5 Russian superstitions

Useful “do’s” and “don’t’s” for some of the most common superstitions you’re likely to encounter in Russia.

1. Don’t shake hands over a threshold

Russians believe that shaking hands or kissing a guest across a doorway is a big no-no. In Russian folklore, the threshold is where the “house spirit” is believed to reside, and bridging this gap with a handshake is therefore extremely bad luck.

Instead, you should wait until completely entering a Russian home before shaking hands, or have the person inside the home come completely out before you greet them.

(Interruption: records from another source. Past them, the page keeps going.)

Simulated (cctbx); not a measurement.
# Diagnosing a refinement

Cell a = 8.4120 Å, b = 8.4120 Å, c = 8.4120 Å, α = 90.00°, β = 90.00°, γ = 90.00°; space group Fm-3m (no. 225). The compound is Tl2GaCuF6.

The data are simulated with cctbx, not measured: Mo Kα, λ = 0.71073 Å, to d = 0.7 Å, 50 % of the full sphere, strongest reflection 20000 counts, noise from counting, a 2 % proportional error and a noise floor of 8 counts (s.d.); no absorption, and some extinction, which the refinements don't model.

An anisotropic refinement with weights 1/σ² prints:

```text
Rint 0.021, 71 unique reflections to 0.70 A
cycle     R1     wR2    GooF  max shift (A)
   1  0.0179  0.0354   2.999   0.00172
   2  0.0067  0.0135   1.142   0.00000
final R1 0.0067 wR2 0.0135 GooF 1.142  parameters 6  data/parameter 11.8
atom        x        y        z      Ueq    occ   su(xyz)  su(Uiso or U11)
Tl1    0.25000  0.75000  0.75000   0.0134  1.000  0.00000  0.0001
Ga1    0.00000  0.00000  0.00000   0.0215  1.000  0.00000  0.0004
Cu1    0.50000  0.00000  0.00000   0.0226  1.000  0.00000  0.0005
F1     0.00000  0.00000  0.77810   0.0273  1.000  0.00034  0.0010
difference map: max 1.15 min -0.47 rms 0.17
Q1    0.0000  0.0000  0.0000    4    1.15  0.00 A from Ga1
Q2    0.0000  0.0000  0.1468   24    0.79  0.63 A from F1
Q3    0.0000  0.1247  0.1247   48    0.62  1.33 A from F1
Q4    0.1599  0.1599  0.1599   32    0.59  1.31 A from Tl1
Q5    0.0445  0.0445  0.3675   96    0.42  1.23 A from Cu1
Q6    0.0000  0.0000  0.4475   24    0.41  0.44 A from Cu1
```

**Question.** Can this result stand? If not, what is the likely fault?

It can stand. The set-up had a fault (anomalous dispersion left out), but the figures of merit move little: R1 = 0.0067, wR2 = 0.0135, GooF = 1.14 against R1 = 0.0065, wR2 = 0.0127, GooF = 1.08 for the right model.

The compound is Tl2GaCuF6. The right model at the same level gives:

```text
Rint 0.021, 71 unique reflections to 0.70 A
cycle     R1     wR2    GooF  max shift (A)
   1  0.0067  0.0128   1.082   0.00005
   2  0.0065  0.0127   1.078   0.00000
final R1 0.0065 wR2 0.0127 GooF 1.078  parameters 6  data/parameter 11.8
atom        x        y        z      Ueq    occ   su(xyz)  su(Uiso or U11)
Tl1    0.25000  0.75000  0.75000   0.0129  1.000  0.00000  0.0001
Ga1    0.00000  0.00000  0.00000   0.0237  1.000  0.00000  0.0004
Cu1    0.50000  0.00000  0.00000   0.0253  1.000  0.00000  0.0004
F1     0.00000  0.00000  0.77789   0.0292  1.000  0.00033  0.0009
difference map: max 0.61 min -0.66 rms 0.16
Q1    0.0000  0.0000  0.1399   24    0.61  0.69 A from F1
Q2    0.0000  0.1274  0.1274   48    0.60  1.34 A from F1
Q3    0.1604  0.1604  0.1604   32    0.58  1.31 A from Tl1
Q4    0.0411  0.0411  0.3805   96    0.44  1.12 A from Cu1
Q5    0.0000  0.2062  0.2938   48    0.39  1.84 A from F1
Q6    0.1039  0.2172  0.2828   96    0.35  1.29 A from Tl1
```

2. Buy an odd number of flowers

It’s never a mistake to take a bouquet of flowers when invited to someone’s home or for a birthday or other celebration. However, make sure that bouquets for such festive occasions are filled with an odd number of flowers. Bouquets with an even number of flowers are reserved for funerals.

3. Don’t whistle indoors

Whistling indoors in Russia is considered bad luck and will lead to financial problems — or so superstition has it. Better to avoid those annoying but catchy tunes on your way home then.

4. Don’t sit at a table corner if you’re not married

Unmarried people should avoid sitting at the corner of a table otherwise they will never get married, according to Russian superstition. Others believe that this will only hold true for seven years, making it possible for younger children to sit at the table corner.

5. Put empty bottles on the floor

It doesn’t matter if your drink of choice is wine or vodka — to avoid bad luck, you should always put the empties on the floor.

Legend has it that the practice started when Cossack soldiers drove Napoleon back to France in 1814. The soldiers worked out that Parisian restaurateurs charged customers per empty bottle left on the table rather than per bottle ordered, and so the Cossacks cunningly hid them under the table. When the soldiers returned to Russia, they brought the custom with them.